The Mediterranean Reading Challenge
As a great lover of that part of the world I could not resist this one, which is hosted by Black Sheep Dances. The challenge comes in various levels and I have signed up for the scholar level, which requires me to read nine books from the region. I regularly read quite a lot of fiction from both Spain and Italy, so I hope to make up most of the nine by extending my reading to include works from the southern and eastern shores of the Med, which is pretty much unknown territory to me and not just reading wise. You can sign up here.
This is the fifth series of this particular challenge and is now hosted by Beth Fish Reads. The challenge here is read six books, each one of which must have a different feature in its title. A bit of a fun challenge this one. Here are the six challenges.
- A book with a topographical feature (land formation) in the title: Black Hills, Purgatory Ridge, Emily of Deep Valley
- A book with something you'd see in the sky in the title: Moon Called, Seeing Stars, Cloud Atlas
- A book with a creepy crawly in the title: Little Bee, Spider Bones, The Witches of Worm
- A book with a type of house in the title: The Glass Castle, The Girl Who Kicked the Hornet's Nest, Ape House
- A book with something you'd carry in your pocket, purse, or backpack in the title: Sarah's Key, The Scarlet Letter, Devlin Diary
- A book with a something you'd find on a calendar in the title: Day of the Jackal, Elegy for April, Freaky Friday, Year of Magical Thinking
These are the only two challenges I have formally signed up for, though the East European Reading challenge from last year is continuing into 2012. I didn't manage as many titles as hoped from this part of the world, so I am quite pleased that I now have another year in which to explore this part of the world. More Boris Akunin will certainly feature in this. I will also try and find some works by authors from Romania, Bulgaria and Hungary.

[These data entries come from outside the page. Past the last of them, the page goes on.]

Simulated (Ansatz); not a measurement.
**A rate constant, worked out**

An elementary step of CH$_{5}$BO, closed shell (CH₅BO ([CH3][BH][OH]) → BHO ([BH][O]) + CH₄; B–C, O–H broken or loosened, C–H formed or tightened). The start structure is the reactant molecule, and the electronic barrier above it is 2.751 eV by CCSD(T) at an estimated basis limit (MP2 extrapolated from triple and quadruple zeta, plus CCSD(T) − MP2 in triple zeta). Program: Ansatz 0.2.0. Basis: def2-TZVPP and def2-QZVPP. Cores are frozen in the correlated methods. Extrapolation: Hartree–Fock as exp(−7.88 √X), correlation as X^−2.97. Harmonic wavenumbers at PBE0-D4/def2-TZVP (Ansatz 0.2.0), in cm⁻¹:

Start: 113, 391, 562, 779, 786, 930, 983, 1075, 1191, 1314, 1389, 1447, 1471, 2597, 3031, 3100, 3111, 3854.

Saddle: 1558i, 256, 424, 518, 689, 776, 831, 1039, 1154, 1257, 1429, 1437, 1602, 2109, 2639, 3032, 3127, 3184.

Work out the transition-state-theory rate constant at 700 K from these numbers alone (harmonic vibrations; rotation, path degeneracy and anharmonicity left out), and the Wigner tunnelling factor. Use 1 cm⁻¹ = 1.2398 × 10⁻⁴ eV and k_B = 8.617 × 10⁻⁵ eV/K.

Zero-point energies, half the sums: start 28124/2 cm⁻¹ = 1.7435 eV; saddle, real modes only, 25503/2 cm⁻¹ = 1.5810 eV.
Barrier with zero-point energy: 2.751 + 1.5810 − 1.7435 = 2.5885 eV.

There are a few other reading challenges that I will try to follow to some extent. The first is the Vintage Mystery Challenge, hosted at My Reader's Block. Emma did this one last year and enjoyed it greatly, so I thought I would give it a go. I have become an avid reader of crime fiction and it will be fascinating to discover or rediscover some of the masters from the past. Too late to sign up, but I can still try and make the challenge. This year the challenge involves particular themes and you have to choose one and then read eight books which fall into that theme. You can see the full list here. Not sure which theme to go for, but quite like the look of Colourful Crime - Books with a colour in the title. The key requirement is that all books must have been written before 1960 and be from the mystery category - crime fiction, detective fiction, espionage, etc.
Another challenge which I will enjoy will be the Nordic Reading Challenge, hosted by Notes from the North. This time it is not a year long challenge, but an open and ongoing challenge to read any book by any author from a Nordic country or a book set in a Nordic country. I read lots of crime novels from Scandinavia and will continue to do so, which makes this a pretty easy challenge for me. The real challenge would be send in some reviews of the books I read. If you are tempted by a bit of Nordic lit, then you can find out more here.
My final challenge for the year is something completely different. I have little experience of the world of Australian literature. I have read a few books by crime writer Peter Temple - all brilliant and one book by Peter Carey, Theft: A Love Story, also brilliant, and none by a woman writer. So time for a change. For details of this challenge go here. If you are interested in this particular challenge and like me have no idea of where to start then this post from Book'd Out has a list of ten books as your starter for ten.